All the scattering coefficients in a layer can be displayed at once, as a big image of concatenated nodes. The function image_scat iterates over the scattering order, so as to produce one such image per layer. In the following example, we display a second order scattering representation with 5 scales and 6 orientations per layer. You can display all scattering coefficients with image_scat

% compute scattering with 5 scales, 6 orientations
% and an oversampling factor of 2^2
x = uiuc_sample;
filt_opt.J = 5;
filt_opt.L = 6;
scat_opt.oversampling = 2;
Wop = wavelet_factory_2d(size(x), filt_opt, scat_opt);
Sx = scat(x, Wop);
% display scattering coefficients
image_scat(Sx)

which should result in the following three figures.

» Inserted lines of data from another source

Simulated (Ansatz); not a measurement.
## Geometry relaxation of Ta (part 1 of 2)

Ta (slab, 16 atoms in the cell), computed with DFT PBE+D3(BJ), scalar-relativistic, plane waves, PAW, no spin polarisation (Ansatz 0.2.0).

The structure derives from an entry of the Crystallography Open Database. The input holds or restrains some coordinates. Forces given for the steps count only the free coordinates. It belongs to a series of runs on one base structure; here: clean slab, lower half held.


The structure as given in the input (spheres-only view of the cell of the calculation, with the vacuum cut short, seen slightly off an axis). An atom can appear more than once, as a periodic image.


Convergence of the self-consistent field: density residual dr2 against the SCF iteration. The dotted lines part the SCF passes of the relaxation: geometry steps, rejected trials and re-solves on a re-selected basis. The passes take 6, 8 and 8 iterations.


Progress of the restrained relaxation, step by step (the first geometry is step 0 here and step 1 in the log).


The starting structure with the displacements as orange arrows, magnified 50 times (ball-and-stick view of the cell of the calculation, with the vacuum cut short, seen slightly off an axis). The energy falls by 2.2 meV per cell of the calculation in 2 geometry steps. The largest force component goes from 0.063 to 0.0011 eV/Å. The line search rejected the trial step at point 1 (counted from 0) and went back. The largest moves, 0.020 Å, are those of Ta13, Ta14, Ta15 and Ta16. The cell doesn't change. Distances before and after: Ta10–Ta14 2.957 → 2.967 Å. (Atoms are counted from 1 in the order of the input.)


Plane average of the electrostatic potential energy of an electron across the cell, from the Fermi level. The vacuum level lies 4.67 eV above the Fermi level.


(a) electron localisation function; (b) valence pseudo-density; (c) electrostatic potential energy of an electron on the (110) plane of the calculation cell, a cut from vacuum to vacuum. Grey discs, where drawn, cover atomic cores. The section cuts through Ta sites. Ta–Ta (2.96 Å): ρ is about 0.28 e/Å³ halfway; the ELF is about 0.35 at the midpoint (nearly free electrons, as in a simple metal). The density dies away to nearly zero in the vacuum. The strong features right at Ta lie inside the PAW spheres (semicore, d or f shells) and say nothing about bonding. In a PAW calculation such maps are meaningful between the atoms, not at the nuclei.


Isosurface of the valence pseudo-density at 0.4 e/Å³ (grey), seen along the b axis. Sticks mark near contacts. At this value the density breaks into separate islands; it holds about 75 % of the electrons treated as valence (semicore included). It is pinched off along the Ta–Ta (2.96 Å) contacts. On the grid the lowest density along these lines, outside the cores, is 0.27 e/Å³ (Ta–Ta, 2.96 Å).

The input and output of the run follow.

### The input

The meta information that identifies a scattering path are overlaid on each node. Also, each node is renormalized by the norm of its parent. Both these features can be turned off

        image_scat(Sx, false, false);

which should result in the following three figures.

The coefficient can be organized with a more structured layout using display_with_layer_order. For instance, they can be arranged by lexicographic order on \(j\) along rows and lexicographic order on \( \theta \) along columns.

display_with_layer_order(Sx,1);

which should result in the figure :

Filter display

One may display the real and imaginary part of those filters by means of display_filter_bank_2d

% compute the filters with 5 scales and 6 orientations
filt_opt.J = 5;
filt_opt.L = 6;
[Wop, filters] = wavelet_factory_2d([512, 512], filt_opt);
% display all the filters
display_filter_bank_2d(filters);

The above code should result in the following figure :

The top left image corresponds to \(\phi \). The first left half corresponds to the real parts of \(\psi_{j,\theta} \), arranged according scales (rows) and orientations (columns). The right half image corresponds to the imaginary part.

Classification

Scattering transform on a database of images

We need to define a src structure containing the path and label of all the images. We have a specific function for each database. For the uiuc texture database we use

src = uiuc_src;

Then, we need to define the features as a cell of function handle containing all the feature that we want to compute per image. In this example, the only feature is the scattering representation.

filt_opt.J = 5;
scat_opt.oversampling = 0;
Wop = wavelet_factory_2d([480, 640], filt_opt, scat_opt);
features{1} = @(x)(sum(sum(format_scat(scat(x,Wop)),2),3));

We use prepare_database to perform the computation of the feature

options.parallel = 0;
db = prepare_database(src, features, options);

Classifier

The code below performs an affine space training and testing of the database of features computed in the previous subsection.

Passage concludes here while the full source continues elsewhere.